About At the Pleasure of the Distortion

Previous Entry At the Pleasure of the Distortion Jun. 24th, 2018 @ 10:12 am Next Entry


Is it possible to like a film whose whole mission is to frustrate and unbalance the viewer? The Birthday Party, the 1968 film based on Harold Pinter's 1957 play, isn't exactly a relaxing experience. It certainly has a nice cast. I admire the ingenuity that went into it though I think it's no surprise we don't see its brand of wrecking ball post-modernism anymore.

Directed by William Friedkin, now best known for The Exorcist, the film version certainly channels some horror from the "comedy of menace". The premise seems mundane enough--a poor, middle aged couple live in and run a cheap boarding house, their only tenant being a young man named Stanley (Robert Shaw).



It seems generally agreed that Stanley is a wash-up, which possibly explains why he's constantly angry and filled with resentment. Or his angry and resentful because he's considered a wash-up? Meg (Dandy Nichols), half of the couple who owns the house, talks about how Stanley once had a career as a pianist, a career he might be exaggerating in stories to her. But she doesn't care--she sits gazing affectionately while he tells a story, something that seems to frustrate him.



It's possible Stanley in this is an reflection of Pinter himself since his frustration at Meg settling into enjoying his story seems to reflect the attitude of the film and play. Though, when she buys him a drum, thinking it's a suitable birthday gift for a pianist, one can understand a frustration with an audience whose affection doesn't seem to be based on an accurate perception of the artist.



The Wikipedia entry for the play goes through a list of many of the ways Pinter subverts his own exposition. Meg and her husband constantly talk about how it's a boarding house but Stanley insists its not a boarding house; the film's title refers to the party held to celebrate Stanley's birthday but Stanley insists it's not his birthday. But things don't get really strange until two strangers show up.



McCann (Patrick Magee) and Goldberg (Sydney Tafter) speak to each other in tones of hushed urgency but Goldberg is broadly genial with everyone else while McCann is quiet and morose. They say they're in town for "a short holiday" but the impression given is that they have some secret hidden motive. Stanley seems to think they're there for him and there's a suggestion of some past association with them. Maybe they're gangsters, we never find out. As they are members of two of the most persecuted peoples in history, the Irish and the Jews, there's a suggestion of politics. Stanley gushes to McCann about how much he loves the Irish and would be happy to drink with him and I wondered if the two strangers were meant to be manifestations of symbols for a political cause Stanley (or Pinter) once belonged to, now felt alienated from, and now feels threatened by as reminders of his ideological infidelity.

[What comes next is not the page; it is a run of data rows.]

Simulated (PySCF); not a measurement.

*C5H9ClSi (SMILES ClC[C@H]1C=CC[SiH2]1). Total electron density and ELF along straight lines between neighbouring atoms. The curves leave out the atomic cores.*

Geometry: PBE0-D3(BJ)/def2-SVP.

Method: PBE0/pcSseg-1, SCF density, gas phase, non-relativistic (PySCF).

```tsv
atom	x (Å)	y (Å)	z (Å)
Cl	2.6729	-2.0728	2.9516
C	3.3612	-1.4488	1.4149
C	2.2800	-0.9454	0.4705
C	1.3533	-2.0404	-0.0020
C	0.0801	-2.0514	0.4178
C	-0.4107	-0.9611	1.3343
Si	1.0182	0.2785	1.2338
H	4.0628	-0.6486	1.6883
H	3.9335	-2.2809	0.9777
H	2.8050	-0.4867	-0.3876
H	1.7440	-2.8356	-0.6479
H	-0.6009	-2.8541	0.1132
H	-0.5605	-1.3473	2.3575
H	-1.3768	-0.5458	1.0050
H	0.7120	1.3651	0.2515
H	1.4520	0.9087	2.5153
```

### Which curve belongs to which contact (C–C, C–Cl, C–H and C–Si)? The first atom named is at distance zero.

McCann in particular has a partisan quality. He's deeply offended when Meg mixes Irish and Scotch whiskies. Magee is well suited to the ambiguous, possibly symbolic role; he's just so wonderfully weird.



Pinter grew up in a Jewish family but later became an atheist which would fit with Stanley's feelings of guilt regarding Goldberg. In another bit of destabilisation, McCann says Goldberg has "always been a good Christian." Despite his name and his frequent use of Yiddish words, Goldberg only replies, "In a way." The story never allows Stanley, or us, a confirmation of any impression which means there are always teasing possibilities in everything. Some might call it a freedom but Stanley seems more and more confined until by the end of the film he can't even speak.



Meg's possibly arbitrary decision that to-day is Stanley's birthday could simply be taken as funny, a sign that she wants to express her affection for him, but it also works as another form of destabilisation. It's a reminder to Stanley how little control he has over his life; the idea that terms of encouragement, as much as terms of threat, are determined by outside forces without reason makes the possibility of him being able to form any plan or express any idea based on an objective, measurable reality impossible. So it's fitting that the party culminates in a peculiarly horrific game of Blind Man's Buff.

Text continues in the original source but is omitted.